BAFTA-nominated studio head, game designer, and writer Xalavier Nelson has clearly taken Rockstar’s cop-turned-vigilante Max Payne series as a source of inspiration. But El Paso, Elsewhere is more than a spiritual successor — it’s a deeply personal experience that’s allowed Nelson to flex his creative muscles. In addition to leading development, he voices the main character and raps on the soundtrack.

“I've been in El Paso for about five or six years, which as a military brat is unprecedented in terms of time. I had a chance to leave, but I stayed because it was the first place that ever felt like home,” Nelson tells Inverse. “One reason for that is that it's a zone for the surreal that invites this strangely lonely and spiritual feeling with its very landscape.”

Inverse spoke with Nelson about El Paso, Elsewhere’s inspirations, ambitions, and the continuing lack of diversity that the industry struggles with.

The interview below has been edited for clarity and brevity.
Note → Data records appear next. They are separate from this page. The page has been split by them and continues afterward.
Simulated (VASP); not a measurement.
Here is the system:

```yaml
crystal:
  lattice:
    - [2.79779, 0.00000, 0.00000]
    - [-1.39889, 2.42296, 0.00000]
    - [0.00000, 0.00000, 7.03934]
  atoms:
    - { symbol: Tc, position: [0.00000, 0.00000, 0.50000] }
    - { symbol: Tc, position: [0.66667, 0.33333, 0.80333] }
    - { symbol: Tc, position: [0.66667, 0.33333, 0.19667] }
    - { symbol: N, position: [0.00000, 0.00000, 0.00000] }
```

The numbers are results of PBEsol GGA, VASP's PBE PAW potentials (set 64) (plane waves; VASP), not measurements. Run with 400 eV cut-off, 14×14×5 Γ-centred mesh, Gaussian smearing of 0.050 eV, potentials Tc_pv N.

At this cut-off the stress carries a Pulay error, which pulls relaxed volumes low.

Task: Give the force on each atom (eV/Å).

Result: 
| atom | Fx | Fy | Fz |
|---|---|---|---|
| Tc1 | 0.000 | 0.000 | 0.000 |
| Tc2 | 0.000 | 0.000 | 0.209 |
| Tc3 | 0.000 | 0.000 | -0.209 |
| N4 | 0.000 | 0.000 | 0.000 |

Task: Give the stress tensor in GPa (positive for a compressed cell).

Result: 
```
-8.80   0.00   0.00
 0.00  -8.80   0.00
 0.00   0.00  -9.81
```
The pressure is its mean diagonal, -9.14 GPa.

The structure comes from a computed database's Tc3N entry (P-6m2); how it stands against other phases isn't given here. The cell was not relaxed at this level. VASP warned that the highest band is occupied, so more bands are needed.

Is there any personal significance to El Paso, Elsewhere’s setting?

Nelson: When we first arrived there, you're driving down this creek, this road called Trans Mountain. It was late at night and this image embedded itself in my head of a person who I knew instantly to be a vampire hunter, driving a beat-up car. Bruises on his face, a bloody lip, going a little bit slower than the speed limit, looking for a place to bury a body on the side of the mountain. Because in this universe, vampires don't just disappear when they've been “dusted,” or staked. Revealing and uncovering that story has been such a process. It has been utterly fascinating to have the growth of the game match the growth of the city itself.

About a year ago, there was a manufacturing error found with our streetlights. All of the streetlights in the city have been turning purple. And because we've already bought so many of these street lights, gradually more and more of the city at night has been turning purple. It’s literally turning into a neo-noir showcase.

Strange Scaffold and Nelon’s mission is to make publishing and development more sustainable, and healthier for developers.

How does El Paso, Elsewhere tackle substance abuse?

Nelson: El Paso, Elsewhere has this core piece of wording that we use throughout the game — “one-way trip”. It's this idea of inevitability. There's a ticking clock on our player character the moment the game begins. We’re reckoning with, how do we take a spiritual successor one step further than its foundation?

It's “haha, he's doing pills again”, but the type of pills that are going to kill you by the end of the night either way. So what matters is what you do with this final time, whether or not you can accomplish what you were trying to do in the first place.

The subject of this story is a person dealing with inevitability and mortality, and how that impacts everything from combat design to the way they think about themselves.

You’ve also talked about El Paso tackling relationship dynamics and trauma? How did you approach that?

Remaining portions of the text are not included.